In the period 2009–2016, 37.62% and 62.53% of the sample firms had one or more years with some product or process innovation, respectively. On a yearly basis, the percentage of firms with product innovation fell from 20% in 2009 to 15% in 2016 (Fig. 1), whilst the percentage of firms with process innovation remained close to 35% (Fig. 2).

Fig. 1
figure 1

Firms with and without product innovation by year

Fig. 2
figure 2

Firms with and without process innovation by year

At the firm level, the main independent variable is also a dummy variable that takes the value 1 for firms where a family group participates actively in the management and/or control (FAMILY) of the business in the current year, and 0 otherwise. Similar variables have been used in previous studies on FF innovation that exploit the ESSE database for analysis of the Spanish context (e.g. Diéguez-Soto et al., 2018; Kotlar et al., 2014; Monreal-Pérez et al., 2012). On average, more than 44% of observations correspond to FFs. This percentage fluctuates year by year, from 42.88% in 2009 to 44.02% in 2016 (Fig. 3).

Fig. 3
figure 3

Family firms by year

Additionally, eight explanatory variables were incorporated as internal determinants (or firm controls) of the firm’s absorptive capacity (Table 2). Thus, the natural log of firm age (LNAGE) and the natural log of the number of employees (LNEMP) were considered proxies for firm age and firm size, respectively. Dummy variables were used to represent the exporters (EXPORT) and the firms in high-medium technology industries based on the Eurostat classificationFootnote 1 (HIGHTECH). Technological activities at the firm level were measured through the remaining four variables. Thus, R&D expenditures divided by total sales (RD_SALES) and R&D employees divided by total employees (RD_EMP) were used as proxies of R&D intensity. Additionally, two dummy variables were employed to represent the firms with at least one patent in the current year (PAT) or engaged in technological collaboration with customers, competitors, suppliers, universities or technology centres (TCOLL), and 0 otherwise.

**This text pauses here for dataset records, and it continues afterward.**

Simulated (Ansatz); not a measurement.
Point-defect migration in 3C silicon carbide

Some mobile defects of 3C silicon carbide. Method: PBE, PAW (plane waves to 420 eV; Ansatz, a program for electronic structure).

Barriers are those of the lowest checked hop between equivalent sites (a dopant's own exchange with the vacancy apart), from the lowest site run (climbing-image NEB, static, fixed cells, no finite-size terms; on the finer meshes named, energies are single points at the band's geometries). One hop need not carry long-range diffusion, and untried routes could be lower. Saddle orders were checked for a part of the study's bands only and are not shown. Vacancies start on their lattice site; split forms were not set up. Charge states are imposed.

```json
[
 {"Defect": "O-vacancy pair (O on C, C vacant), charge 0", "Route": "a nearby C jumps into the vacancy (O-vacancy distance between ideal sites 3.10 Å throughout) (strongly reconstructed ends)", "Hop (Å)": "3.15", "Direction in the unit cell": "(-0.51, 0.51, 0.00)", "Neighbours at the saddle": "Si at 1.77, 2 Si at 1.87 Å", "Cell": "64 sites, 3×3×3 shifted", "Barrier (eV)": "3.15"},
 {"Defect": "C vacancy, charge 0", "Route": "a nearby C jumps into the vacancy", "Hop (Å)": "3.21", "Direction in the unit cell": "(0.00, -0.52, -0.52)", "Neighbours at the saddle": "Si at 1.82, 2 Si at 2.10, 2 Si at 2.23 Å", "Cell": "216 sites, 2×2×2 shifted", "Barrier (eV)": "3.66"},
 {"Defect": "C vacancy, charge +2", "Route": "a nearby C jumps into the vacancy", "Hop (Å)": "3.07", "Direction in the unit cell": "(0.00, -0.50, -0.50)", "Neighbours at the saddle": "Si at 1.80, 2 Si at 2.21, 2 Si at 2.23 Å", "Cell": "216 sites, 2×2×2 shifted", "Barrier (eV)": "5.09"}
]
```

Table 2 Descriptive statistics of dependent variables and internal factors: FFs vs non-FFs

Table 2 displays the descriptive statistics of the dependent variables and independent internal factors for FF and non-FFs.

Table 2 shows that both types of innovation (product and process) are slightly higher in the FFs; on average, 18.34% of FFs carried out product innovation compared to 17.02% of non-FFs. These figures are even closer in the case of process innovation; 33.99% of FF and 33.21% of non-FFs (on average) conducted process innovation on a yearly basis.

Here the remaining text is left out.